Let us denote $L$ the Lagrangian, and $\mathcal{L}$ the Lagrangian density, and the action $S$.

It is common to find the action based on the Lagrangian. Here, however, I am interested in the reverse problem.

Going from $S$ to $L$ my intuition is as follows: one derives $S$ with respect to $t$

$$ S=\int L dt \implies \frac{dS(t)}{dt}=L $$

However, this does not appear correct to me because the relation is actually $S=\int_a^b Ldt$ (a definite integral).

Can someone chip in as to if this is valid for definite integrals?

It is even less clear to me how one goes from $S$ to $\mathcal{L}$. I know how to get $S$ from $\mathcal{L}$:

$$ S=\int_M \mathcal{L}\sqrt{-g}d^nx $$

where $M$ is an $n$-dimensional manifold.

But, what operation takes me from $S$ to $\mathcal{L}$?

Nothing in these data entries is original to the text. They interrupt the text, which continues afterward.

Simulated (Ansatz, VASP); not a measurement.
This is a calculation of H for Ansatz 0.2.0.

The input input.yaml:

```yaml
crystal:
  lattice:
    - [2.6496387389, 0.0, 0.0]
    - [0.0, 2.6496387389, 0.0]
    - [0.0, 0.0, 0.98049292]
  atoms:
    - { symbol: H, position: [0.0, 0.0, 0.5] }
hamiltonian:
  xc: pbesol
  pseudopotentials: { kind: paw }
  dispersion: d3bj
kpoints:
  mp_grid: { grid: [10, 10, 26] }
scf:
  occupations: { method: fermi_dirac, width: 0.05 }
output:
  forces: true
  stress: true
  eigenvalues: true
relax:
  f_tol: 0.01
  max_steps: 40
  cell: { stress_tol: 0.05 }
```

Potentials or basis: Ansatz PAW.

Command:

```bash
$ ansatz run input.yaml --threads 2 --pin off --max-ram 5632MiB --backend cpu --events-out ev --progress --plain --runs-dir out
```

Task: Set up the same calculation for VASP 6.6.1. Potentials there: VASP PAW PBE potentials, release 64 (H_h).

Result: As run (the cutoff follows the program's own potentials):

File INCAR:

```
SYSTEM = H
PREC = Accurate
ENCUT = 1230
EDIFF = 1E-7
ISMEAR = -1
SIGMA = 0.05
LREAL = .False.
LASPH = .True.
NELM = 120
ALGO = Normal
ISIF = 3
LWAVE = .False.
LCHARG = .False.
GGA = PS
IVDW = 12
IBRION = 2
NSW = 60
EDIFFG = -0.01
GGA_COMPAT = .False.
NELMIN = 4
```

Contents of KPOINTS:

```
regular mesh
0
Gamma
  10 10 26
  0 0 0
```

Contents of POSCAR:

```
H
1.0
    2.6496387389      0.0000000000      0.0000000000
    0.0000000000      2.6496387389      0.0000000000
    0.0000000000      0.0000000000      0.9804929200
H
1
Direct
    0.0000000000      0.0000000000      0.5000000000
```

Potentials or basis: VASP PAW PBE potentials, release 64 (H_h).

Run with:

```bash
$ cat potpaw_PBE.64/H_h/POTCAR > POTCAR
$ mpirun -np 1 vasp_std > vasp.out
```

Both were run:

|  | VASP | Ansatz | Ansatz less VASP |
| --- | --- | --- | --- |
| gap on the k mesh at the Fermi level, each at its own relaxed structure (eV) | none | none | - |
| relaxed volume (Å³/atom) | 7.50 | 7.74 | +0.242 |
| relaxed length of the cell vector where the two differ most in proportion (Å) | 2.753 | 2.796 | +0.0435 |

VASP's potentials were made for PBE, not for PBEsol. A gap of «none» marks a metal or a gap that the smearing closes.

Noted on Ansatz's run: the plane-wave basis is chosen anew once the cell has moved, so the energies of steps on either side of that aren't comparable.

  • $\begingroup$ Have you ever seen an action where a Lagrangian density wasn’t just sitting there inside the integral? The “operation” is “erase the integral sign and the $\sqrt{-g}d^nx$”. How can you have an explicit functional without an explicit function being integrated? $\endgroup$ – G. Smith Aug 22 '19 at 0:17

FWIW, if we know the action $$ S_V[\phi]~=~\int_V \! d^nx~{\cal L}(\phi(x),\partial\phi(x),x) \tag{1}$$ for an arbitrary spacetime integration region $V$, it is in principle possible to recover the Lagrangian density ${\cal L}(\phi(x),\partial\phi(x),x)$ by localization, i.e. shrinking the integration region $|V|\to 0$.

E.g. in point mechanics the formula $$\frac{d}{dt_f}\int_{t_i}^{t_f} \! dt ~L(q(t),\dot{q}(t),t)~=~ L(q(t_f),\dot{q}(t_f),t_f)\tag{2}$$ explicitly realizes this recovery.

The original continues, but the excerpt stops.